An Underhill essay, then, and the essay form in general, differs from the academic article in its internal rhetorical practices as well as in its lack (or lower level) of scholarly apparatus. A final distinguishing feature lies in their different ordering principles. The academic article typically follows what one modern critic, Paul Heilker, calls the “thesis/support form.” It presents an argument, marshals the evidence for and confronts the evidence against, and arrives at a conclusion, the whole constituting a coherent, internally consistent linear unit. It assumes a more-or-less positivist epistemology, in which the subject ‘out there’ is revealed and explained by the author, according to principles implicit in the scientific or quasi-scientific procedures I referred to above. The ‘essays’ that university professors assign their students are, in fact, organized in this way — at least, so their students are instructed — which has confused discussion of the essay form in some small degree. The form that student essays actually imitate is that of the scholarly article and they, too, are expected to stand independently of their authors.

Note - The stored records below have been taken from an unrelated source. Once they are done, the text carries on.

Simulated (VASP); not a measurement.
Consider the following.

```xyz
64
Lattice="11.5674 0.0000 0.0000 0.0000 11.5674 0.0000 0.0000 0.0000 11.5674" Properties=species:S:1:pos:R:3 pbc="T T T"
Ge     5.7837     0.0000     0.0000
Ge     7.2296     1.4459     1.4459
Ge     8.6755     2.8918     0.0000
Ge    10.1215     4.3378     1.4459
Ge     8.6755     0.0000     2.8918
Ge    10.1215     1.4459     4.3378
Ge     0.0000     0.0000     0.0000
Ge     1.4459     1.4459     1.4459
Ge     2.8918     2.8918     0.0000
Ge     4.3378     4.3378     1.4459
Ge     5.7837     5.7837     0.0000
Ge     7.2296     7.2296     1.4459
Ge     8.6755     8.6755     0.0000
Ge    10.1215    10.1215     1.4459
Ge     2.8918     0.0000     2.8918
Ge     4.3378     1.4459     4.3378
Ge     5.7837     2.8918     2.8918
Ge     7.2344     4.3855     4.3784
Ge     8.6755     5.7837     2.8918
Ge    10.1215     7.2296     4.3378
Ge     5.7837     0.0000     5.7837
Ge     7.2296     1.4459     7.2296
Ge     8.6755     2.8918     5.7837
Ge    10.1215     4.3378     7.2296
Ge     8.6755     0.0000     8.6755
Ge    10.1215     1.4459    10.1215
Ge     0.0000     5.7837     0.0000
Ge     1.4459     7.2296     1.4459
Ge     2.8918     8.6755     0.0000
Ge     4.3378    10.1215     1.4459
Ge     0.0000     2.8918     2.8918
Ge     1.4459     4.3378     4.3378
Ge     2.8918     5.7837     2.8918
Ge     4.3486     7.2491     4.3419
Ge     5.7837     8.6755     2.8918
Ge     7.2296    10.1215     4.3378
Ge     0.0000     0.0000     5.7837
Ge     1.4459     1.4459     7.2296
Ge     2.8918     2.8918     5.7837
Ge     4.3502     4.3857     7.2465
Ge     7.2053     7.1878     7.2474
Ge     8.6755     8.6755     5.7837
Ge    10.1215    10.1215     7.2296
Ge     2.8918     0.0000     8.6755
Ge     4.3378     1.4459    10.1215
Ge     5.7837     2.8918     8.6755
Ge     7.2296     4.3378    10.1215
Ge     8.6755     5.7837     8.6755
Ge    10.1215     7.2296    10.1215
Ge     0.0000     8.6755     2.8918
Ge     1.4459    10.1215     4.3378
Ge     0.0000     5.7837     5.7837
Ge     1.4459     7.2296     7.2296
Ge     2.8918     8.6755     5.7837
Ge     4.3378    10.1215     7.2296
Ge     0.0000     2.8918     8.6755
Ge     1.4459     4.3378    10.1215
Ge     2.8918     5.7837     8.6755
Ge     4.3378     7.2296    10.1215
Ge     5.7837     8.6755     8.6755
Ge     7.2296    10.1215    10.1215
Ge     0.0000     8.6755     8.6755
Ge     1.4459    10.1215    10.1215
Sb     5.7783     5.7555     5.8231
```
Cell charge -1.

The essay form as it has been practised since Montaigne is much more open-ended and free-flowing, one thought leading to another, not haphazardly, but in the way we mean when we talk about following (or losing) our train of thought, as in Underhill’s segue from the League of Nations to Canadian attitudes towards the United States, or in his coming to the main point of “Bentham and Benthamism” only on the last page. The same thing happens in many of his historical papers and is reflected in their titles — “Some Aspects of Upper Canadian Radical Opinion in the Decade before Confederation,” “Political Ideas of the Upper Canadian Reformers 1867-1878,” “Some Reflections on the Liberal Tradition in Canada.” In some cases he ends rather abruptly, as if his thinking had simply run out its string, and winds up with a quotation from what was evidently his latest reading, usually an American historian writing about the United States (Carl Becker, Charles Beard, Arthur Schlesinger Jr.). These are all typically essayistic textual orderings — irregular, inconclusive, lateral, and fluid — the effect of which is to represent a personal and provisional understanding of its subject, even to imply that the author was a part of its subject.

The ease of Underhill’s prose is not to be exaggerated or misconstrued. He did not write ‘familiar’ essays, a mode which had flowered in the nineteenth century but run its course by the inter-war period, when its leisurely manner and self-consciously artful style had become ends in themselves. Virginia Woolf, who contributed substantially to the essay’s renewal, believed that it had deteriorated in the Edwardian period, becoming more a vehicle of self-display than self-expression. One imagines its ideal reader to have been a gentleman in a smoking jacket, sitting in his library and sucking on his pipe. This was certainly not the reader of an Underhill essay, which was designed to disturb complacency, not to reinforce it. Woolf, in imagining her own audience, and that of essays in general, resurrected the idea of the ‘common reader’ first put forward by Samuel Johnson in the eighteenth century, in part to affirm the professional writer’s independence of old forms of patronage and his preferred reliance on a commercial market.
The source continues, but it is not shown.